Gave a shout out to Ram Bal for actually sitting down with nonTT faculty and hearing concerns at the OFD – (Ram Bal is now on his second interim gig as Provost). Need to foster that type of discourse.

Find a way to gauge if the candidates have any “staying power” somehow – there seems to be a near-constant feeling of abandonment. Where is our leadership?

Find a candidate who is more proactive rather than reactive – ex. CVPA Star Store closure – looked more reactive than having any type of plan.

We need to find someone that has experience with our incoming students skill sets (or lack thereof). Needs to have a relationship with retention at this institute, and also understand the hazards that we face with different student/faculty/staff demographics.
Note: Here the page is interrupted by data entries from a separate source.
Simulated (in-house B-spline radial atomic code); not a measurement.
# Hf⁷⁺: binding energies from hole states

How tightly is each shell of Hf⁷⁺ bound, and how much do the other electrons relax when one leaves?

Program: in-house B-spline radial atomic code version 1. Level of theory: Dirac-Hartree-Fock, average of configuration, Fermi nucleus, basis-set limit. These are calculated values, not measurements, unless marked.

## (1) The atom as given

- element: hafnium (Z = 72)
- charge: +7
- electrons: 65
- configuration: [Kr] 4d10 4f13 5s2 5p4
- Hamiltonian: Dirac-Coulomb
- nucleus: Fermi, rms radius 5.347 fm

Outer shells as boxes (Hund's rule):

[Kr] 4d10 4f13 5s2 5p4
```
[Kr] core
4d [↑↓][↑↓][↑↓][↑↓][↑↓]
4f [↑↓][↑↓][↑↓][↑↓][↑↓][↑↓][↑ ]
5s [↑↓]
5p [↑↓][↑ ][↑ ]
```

It was said that ‘many universities like to grow their way out of their financial crises,’ not clear from previous provost that there was an alternative plan to this, or any plan. So, the future Provost needs to guide us through a seismic shift in student demographics in order to truly become a national level university or in recruiting students – i.e. “all faculty need to see their place in that plan.”

The turnover puts into peril our ability to abide by the mission of Higher Education (also imperils our feeling of job security).

Lack of any consistency or effective communication about the outcomes of strategic plans. How are we advancing our institution?

Needs effective communication skills.

Needs to support cross-collaboration across colleges – equitable reasoning, written communication skills, programs that build additional skills…

Needs to tackle the state of the university itself – quality repairs (deferred maintenance).

Needs experience in researching/teaching or at least respect for the Humanities.

Change in how they fund departments – their reasoning, “there’s no demand so why should we hire?” But a university is a university so we need to fund all. Provost needs to gauge how the US economy is changing – “clear understand of the big picture, not the small pictures.”

Research support, we have seen improvements, but need innovation. Should work with the OFD and impress upon the community the importance of teaching excellence and innovation. Top down support – lead and shape that narrative – advocate for resources; cannot have excellence without innovation.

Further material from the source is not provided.